Residents of Browns Hills in Orient are hopping mad at the Suffolk County Water Authority, which has proposed tripling what it charge tro manage their small public water system since its plan to bring a pipeline to Orient was shot down.

The water authority held a public hearing on the proposed increase, from $495 to $1,500 per month, at its Southold headquarters on Boisseau Avenue Friday night. About 50 residents attended and about a dozen spoke, angrily denouncing the rate proposal.

Browns Hills resident Venetia Hands chastised the water authority for wanting to charge residents “allocated costs” that included administration and infrastructure costs for the entire SCWA water system.

Ms. Hands prepared a financial breakdown of the costs of the system, which she calculated on large sheets of paper that she taped to the wall of the water authority’s headquarters. Business experts had told her, “Venetia, you’d be paying this if Browns Hills blew up tomorrow,” she said of the costs, which she said should be shared among all of the water authority’s 395,000 ratepayers countywide. She said that if the costs were reallocated over the entire ratepayer base, it would cost each SCWA customer an additional 16 cents per year.
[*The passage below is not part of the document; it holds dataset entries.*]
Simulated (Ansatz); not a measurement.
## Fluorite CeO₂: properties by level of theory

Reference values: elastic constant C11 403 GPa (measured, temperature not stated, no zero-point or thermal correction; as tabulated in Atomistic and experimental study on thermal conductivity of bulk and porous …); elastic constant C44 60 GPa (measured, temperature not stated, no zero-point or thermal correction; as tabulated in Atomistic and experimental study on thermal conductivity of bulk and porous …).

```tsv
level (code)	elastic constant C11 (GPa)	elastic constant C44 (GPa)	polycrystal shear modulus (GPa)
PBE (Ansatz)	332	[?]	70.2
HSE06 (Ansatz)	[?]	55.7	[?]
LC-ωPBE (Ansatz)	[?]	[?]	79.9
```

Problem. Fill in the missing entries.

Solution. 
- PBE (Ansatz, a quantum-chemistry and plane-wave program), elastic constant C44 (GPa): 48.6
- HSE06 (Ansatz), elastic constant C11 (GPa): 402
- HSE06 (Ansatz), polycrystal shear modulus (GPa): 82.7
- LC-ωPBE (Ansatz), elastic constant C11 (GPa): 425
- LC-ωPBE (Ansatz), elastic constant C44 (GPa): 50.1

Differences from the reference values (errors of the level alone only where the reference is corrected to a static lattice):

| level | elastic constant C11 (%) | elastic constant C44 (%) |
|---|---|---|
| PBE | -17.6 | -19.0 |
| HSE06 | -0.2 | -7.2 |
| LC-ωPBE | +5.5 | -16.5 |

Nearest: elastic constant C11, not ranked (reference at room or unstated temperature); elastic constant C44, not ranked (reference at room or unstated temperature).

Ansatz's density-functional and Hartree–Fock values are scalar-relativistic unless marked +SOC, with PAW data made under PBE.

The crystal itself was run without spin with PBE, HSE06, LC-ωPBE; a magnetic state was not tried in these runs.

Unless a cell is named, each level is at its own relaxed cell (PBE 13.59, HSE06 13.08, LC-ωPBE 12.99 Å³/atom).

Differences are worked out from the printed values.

Breaking down the costs of the Browns Hills system, water authority chief financial officer Larry Kulick said that water filters at each of the 24 houses in Browns Hills cost $370 a year to maintain, and that the water authority spends another $21,000, on average, running 380 different tests on the water every quarter. He said that testing alone costs $875 per household per year.

Mr. Kulick added that the SCWA has long subsidized the Browns Hills system and the proposed higher rates reflected the real costs. The increased fee, he said, included a hike in the levy for maintaining the system’s infrastructure, from $295 to $1,245 for each household, and an increase in the cost to deliver the water, from $200 to $255 per year for each.

Another speaker was William Ryall, who built a house in Browns Hills in 2000. At that time, he dug a well for a geothermal heating system, but connected to the local system for his drinking water. He took two glass bottles of water out of a backpack and placed them in front of the water authority board’s chairman, Jim Gaughran.

One bottle, Mr. Ryall said, contained water from his tap, and the other water from his geothermal well. He said he’d had the water samples tested last fall, and said the water from the tap connected to the SCWA well, which is under a farm field, contained 12.6 parts per million of nitrates, while the water from the geothermal well had 4 parts per million of nitrates. Ten parts per million is the accepted standard.

“I’m told that’s the equivalent of eating one hot dog per month. My water is pure enough. It doesn’t need to be filtered,” he said.

For the next two weeks, the SCWA will accept written comments addressed to its headquarters at 4060 Sunrise Highway, Oakdale, NY 11769 or [email protected]. Members of the water authority’s board said that the earliest a decision on the rates would be made would be at their October meeting.

Mr. Gaughran said the board is waiting to hear from the New York State Environmental Facilities Corporation on a plan to re-route the rejected water main once slated for Orient to another community in Calverton. The Environmental Facilities Corporation was responsible for directing $1.9 million in federal stimulus money to the Orient water main project. He said the scope of the Calverton project would not be determined until the water authority receives feedback on whether some of the money must be used in Orient.